World's 10% richest responsible for two-thirds of global warming: Study

The top 10% of the wealthiest people in the world have caused two-thirds of global warming since 1990

Worlds 10% richest responsible for two-thirds of global warming: Study
World's 10% richest responsible for two-thirds of global warming: Study

The world’s 10% of rich people are the biggest contributors to global warming, a new study revealed.

According to Al Jazeera, a research study published in the scientific journal Nature Climate Change on Wednesday, May 7, 2025, found that the wealthiest 10 per percent of the world’s people are responsible for two-thirds of the global warming since 1990.

A lead author, Sarah Schoengart, told AFP, “We link the carbon footprints of the wealthiest individuals directly to real-world climate impacts. It’s a shift from carbon accounting toward climate accountability.”

As per the study, 1% of the rich people contributed 26 times more to once-a-century heatwaves and 17 times more to droughts in the Amazon as compared to the global average.

The co-author Carl-Friedrich Schleussner explained, “If everyone had emitted like the bottom 50 per percent of the global population, the world would have seen minimal additional warming since 1990. Addressing this imbalance is crucial for fair and effective climate action.”

Notably, emissions from the richest 10% in China and the US, who are responsible for half of the global pollution, have made heatwaves 2-3 times worse.

Financial investment fuels climate change, not lifestyle

The researchers also highlighted that more than lifestyle and personal consumption, emissions are embedded in financial investment fuels the climate change.

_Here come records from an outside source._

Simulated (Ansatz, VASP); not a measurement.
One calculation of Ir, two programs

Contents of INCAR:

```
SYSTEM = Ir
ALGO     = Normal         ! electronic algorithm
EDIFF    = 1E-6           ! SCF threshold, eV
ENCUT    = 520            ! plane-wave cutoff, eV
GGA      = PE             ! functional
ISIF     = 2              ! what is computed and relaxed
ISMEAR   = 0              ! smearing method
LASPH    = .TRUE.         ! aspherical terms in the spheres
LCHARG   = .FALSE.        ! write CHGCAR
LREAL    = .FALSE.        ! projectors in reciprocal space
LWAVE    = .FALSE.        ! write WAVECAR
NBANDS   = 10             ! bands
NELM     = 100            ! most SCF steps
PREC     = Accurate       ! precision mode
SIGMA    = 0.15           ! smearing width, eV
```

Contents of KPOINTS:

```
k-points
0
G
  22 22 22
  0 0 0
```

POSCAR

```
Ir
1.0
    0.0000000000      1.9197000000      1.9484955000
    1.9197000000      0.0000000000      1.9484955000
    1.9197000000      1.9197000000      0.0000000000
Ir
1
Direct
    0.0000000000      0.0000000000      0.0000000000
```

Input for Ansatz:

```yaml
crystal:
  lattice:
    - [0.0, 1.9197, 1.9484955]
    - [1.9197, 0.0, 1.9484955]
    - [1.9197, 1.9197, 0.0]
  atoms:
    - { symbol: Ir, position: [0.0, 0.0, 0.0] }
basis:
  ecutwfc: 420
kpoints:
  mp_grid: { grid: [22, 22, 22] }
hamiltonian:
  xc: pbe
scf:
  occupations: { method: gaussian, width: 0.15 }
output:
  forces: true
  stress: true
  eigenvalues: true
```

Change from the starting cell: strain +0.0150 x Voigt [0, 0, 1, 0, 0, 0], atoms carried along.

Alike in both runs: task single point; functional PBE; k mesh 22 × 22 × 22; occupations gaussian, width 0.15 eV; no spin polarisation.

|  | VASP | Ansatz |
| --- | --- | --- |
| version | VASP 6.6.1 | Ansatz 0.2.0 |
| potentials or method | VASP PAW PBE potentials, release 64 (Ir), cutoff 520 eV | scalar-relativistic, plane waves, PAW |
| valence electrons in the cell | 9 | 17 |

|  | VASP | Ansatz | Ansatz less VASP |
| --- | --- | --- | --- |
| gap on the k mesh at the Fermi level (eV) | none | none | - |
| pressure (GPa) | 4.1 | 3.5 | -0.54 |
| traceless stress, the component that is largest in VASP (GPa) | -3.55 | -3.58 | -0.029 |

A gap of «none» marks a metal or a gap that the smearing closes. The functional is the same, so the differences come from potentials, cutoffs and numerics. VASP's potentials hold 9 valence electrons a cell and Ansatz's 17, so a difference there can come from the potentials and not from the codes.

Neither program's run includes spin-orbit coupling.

Schoengart said, “Our study shows that extreme climate impacts are not just the result of abstract global emissions. Instead, we can directly link them to our lifestyle and investment choices, which in turn are linked to wealth.”

“We found that wealthy emitters play a major role in driving climate extremes, which provides strong support for climate policies that target the reduction of their emissions,” she added.

The researchers argued that the richest people contributed the most to climate change and urged making actions that not only highlighted the responsibilities of the wealthiest members of society but also made them pay for the harm they are creating.